So this fall he and his colleagues are collecting seeds from the city’s old, stalwart trees, some to plant and some to share with nursery and architecture companies.
They're sprouting the acorns they collect, and come spring, will give away hundreds of young oaks for free to the public.
At opentreemap.org/torontoravines, they've made a map 500 of Toronto’s oldest trees, and are working on making it user-friendly enough to be the basis of a massive, crowd-sourced citizen science project.
For now, “People can go discover them and take pictures or write poems about them, whatever they want to do. And they can collect different (seeds to plant) like Pokémon,” Davies said.

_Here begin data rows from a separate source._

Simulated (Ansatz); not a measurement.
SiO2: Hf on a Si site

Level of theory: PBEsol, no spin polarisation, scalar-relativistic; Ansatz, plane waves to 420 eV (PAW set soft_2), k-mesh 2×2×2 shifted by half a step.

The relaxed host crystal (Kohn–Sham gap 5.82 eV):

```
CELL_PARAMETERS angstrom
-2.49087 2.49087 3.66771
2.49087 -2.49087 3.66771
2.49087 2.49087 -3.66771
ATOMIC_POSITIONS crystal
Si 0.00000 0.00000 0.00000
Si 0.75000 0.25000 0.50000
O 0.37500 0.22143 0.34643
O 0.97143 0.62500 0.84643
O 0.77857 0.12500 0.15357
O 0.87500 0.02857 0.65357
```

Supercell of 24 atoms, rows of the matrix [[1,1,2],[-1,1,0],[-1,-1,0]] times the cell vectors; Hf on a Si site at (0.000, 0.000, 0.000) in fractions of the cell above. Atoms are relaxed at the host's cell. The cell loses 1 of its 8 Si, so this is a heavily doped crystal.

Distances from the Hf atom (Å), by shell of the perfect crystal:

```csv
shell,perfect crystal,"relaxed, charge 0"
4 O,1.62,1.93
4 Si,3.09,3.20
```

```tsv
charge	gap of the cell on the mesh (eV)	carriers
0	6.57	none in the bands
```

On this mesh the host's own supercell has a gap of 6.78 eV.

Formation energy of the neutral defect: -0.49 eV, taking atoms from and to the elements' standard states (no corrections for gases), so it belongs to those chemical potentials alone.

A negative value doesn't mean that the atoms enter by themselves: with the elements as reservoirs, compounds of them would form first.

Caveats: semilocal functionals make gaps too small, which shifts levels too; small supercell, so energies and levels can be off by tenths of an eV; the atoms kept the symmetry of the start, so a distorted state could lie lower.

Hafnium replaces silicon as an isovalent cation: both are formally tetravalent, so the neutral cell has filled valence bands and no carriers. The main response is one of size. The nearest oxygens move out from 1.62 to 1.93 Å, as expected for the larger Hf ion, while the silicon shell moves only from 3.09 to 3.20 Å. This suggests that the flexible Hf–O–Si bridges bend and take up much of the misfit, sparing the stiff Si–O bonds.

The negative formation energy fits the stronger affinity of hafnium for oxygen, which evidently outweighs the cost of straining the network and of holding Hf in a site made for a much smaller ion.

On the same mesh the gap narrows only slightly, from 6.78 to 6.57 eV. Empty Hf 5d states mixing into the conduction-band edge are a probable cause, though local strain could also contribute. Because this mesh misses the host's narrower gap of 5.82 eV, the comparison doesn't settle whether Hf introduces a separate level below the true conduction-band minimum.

The goal is to locate the largest (and therefore likely oldest) tree belonging to each of 70-plus native species, both in the city overall and in each ward.
Some wards are seriously lacking in trees. Biodiversity in Toronto’s ravines, where some of the oldest trees stand, is being choked by invasive species like Norway Maple, Davies said.
Seeds aren’t the only reason to protect and love large, old, native trees. They’re ecosystems in their own right, attracting countless insect species and birds and creating a radius of increased biodiversity that extends for kilometres, Davies said.
“They’re big, they’re beautiful, they’re pretty rare and they need our help. They’re kind of like elephants or something; elephants of the forest.”